Sarah Gibson, a scientist at NCAR’s High Altitude Observatory (HAO), will present her findings at the American Geophysical Union conference in New Orleans on Thursday, May 26. Her invited talk is in recognition of winning this year’s Karen Harvey Prize. The award, by the Solar Physics Division of the American Astronomical Society, recognizes an early-career scientist who has produced exceptional solar research.
CMEs are a focus of solar research because they suddenly and violently release billions of tons of matter and charged particles that escape from the Sun and speed through space. Those ejections that are pointed toward Earth can set off disturbances when they reach the upper atmosphere, affecting satellites, ground-based communications systems, and power grids.
For her research, Gibson turned to a unique dataset: white-light images of the lower reaches of the Sun’s enormous halo, called the corona. Taken by HAO’s Mark-IV K-Coronameter on Mauna Loa in Hawaii, the images are sensitive to density alone, avoiding the ambiguity of most other solar images that depend on both temperature and density. The Mark-IV images revealed that lower-density regions in the corona consistent with twisted magnetic field lines can form prior to a CME. The twisted areas, known as magnetic flux ropes, store massive amounts of energy.
“The structures indicate a magnetic system that has enough energy to fuel a CME,” Gibson explains. “But their presence is not, by itself, an indication that a CME is about to occur. For that, we need to look at additional characteristics.”

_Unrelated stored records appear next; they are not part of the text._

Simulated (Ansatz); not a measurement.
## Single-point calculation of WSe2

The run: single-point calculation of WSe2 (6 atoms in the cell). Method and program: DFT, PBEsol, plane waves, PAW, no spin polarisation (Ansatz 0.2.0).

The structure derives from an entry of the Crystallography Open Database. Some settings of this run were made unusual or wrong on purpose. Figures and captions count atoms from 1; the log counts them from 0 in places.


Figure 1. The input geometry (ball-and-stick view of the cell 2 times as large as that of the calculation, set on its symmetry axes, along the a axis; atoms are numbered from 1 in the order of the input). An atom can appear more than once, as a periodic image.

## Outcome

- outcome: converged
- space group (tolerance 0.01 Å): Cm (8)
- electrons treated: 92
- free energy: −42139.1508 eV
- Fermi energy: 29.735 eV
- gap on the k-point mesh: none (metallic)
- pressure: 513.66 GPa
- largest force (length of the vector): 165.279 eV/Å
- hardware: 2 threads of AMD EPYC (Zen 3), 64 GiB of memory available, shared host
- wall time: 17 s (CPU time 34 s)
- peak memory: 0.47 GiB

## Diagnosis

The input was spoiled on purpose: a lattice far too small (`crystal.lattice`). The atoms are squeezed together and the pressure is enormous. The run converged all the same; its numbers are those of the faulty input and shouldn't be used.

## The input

The research may put to rest an important debate among solar physicists over whether magnetic flux ropes can form prior to an ejection or are merely present when an ejection takes place. Gibson’s findings suggest that, to understand the forces that create CMEs, solar scientists should use magnetic flux ropes as the starting point of computer models of the massive storms.
To conduct her study, Gibson used images from the Mark-IV K-Coronameter to observe dark, lower-density areas, known as cavities, that can be formed by the strong, sheared magnetic fields of magnetic flux ropes. Gibson, along with HAO collaborators David Foster and Joan Burkepile, analyzed 13 cavity systems from November 1999 to January 2004. Seven of these systems could be associated with CMEs, and four cavities were directly observed by the Mark-IV telescope to erupt as CMEs. Gibson used a second technique to identify an additional eight CMEs for analysis that were observed by Mark-IV to erupt from already-formed cavities. She found those cases by gathering images of CMEs and backtracking to see whether cavities existed at those CME sites before each eruption.
One of Gibson’s next steps will be to analyze cavities that result in CMEs to determine whether they have identifiable characteristics that may help scientists forecast a CME. Her preliminary findings indicate that a cavity begins to bulge and rise higher in the corona just before erupting. Cavities may also darken and become more sharply defined prior to eruption.